Pension System Reform: Consider How to Prevent Impoverishment in Old Age

Public pensions are the foundation for supporting people’s lives in old age, and they also play a role in preventing the impoverishment of the elderly. It is essential to appropriately review the pension system so that it can maintain a level of pension benefits necessary for living.

Discussions within the government have started in earnest with the aim of reforming the pension system next year. This summer, the Health, Labor and Welfare Ministry plans to release a report examining the fiscal conditions of the public pension system, and then formulate a concrete draft reform plan.

The fiscal review is conducted every five years to determine what kinds of reform are necessary to ensure the stable operation of the pension system going forward based on population projections and economic forecasts.

Due to the low birth rate and aging population, the number of elderly people who receive pension benefits will increase, while the number of people in working generations who pay insurance premiums will decrease. Reform must be consistently implemented in light of changes in the economic and social structures.

The focus is on how to prevent a decline in the level of benefits from the national pension program. According to conventional estimates, the benefit level is expected to fall by nearly 30% in 20 years, impacting those currently 40 years or younger when they begin to receive the benefits.

In the past, many members of the national pension program were self-employed, but in recent years, 60% of its members are part-time workers or unemployed. Both enrollment and income from premiums have been declining. Under these circumstances, if the level of benefits were to drop significantly, pension benefits alone would not be sufficient to support people’s lives.

For this reason, the welfare ministry has proposed extending the current 40-year premium payment period from age 20 to 59, by five years, to age 64. The aim is to increase the amount of pension benefits received.

However, some may find the new monthly premium payment of around ¥17,000 to be burdensome. The government should demonstrate whether the benefits will be commensurate with the additional burden.

In addition, half of the financial resources for the national pension program come from the national treasury. If the amount of benefits increases, additional fiscal spending will also be required. To secure the financial resources, tax hikes will have to be considered as well.

The payment rate of premiums for the national pension program remains at 80%. It is hoped that the government will thoroughly explain the significance of pensions as a means of preparing for old age and increase the sustainability of the system.

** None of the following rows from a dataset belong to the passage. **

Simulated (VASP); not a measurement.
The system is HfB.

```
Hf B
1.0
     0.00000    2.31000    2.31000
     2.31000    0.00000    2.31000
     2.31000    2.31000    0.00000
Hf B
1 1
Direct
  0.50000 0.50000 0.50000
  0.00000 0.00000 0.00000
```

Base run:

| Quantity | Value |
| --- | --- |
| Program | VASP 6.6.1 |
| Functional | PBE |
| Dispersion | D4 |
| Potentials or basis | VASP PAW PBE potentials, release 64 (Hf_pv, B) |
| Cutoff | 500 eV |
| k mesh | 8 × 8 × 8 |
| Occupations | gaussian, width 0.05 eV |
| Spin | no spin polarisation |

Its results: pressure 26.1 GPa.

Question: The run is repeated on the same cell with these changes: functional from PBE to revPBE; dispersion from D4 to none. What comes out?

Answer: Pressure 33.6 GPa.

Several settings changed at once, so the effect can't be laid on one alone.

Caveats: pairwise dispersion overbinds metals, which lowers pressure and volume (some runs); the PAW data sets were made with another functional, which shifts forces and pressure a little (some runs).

Another point of contention is whether to change the old-age pension program for those still working, a system that reduces benefits from the employee pension program for elderly workers at companies and other organizations. Currently, the pension benefits received are reduced if total income from wages and employee pension benefits exceeds ¥500,000 per month.

Not a few people adjust their working hours to avoid the reduction. Some argue that this system has dampened the motivation of the elderly to work.

The decline in the working population is a serious issue. To encourage motivated elderly people to work, it is necessary to take measures such as alleviating the conditions for the reduction.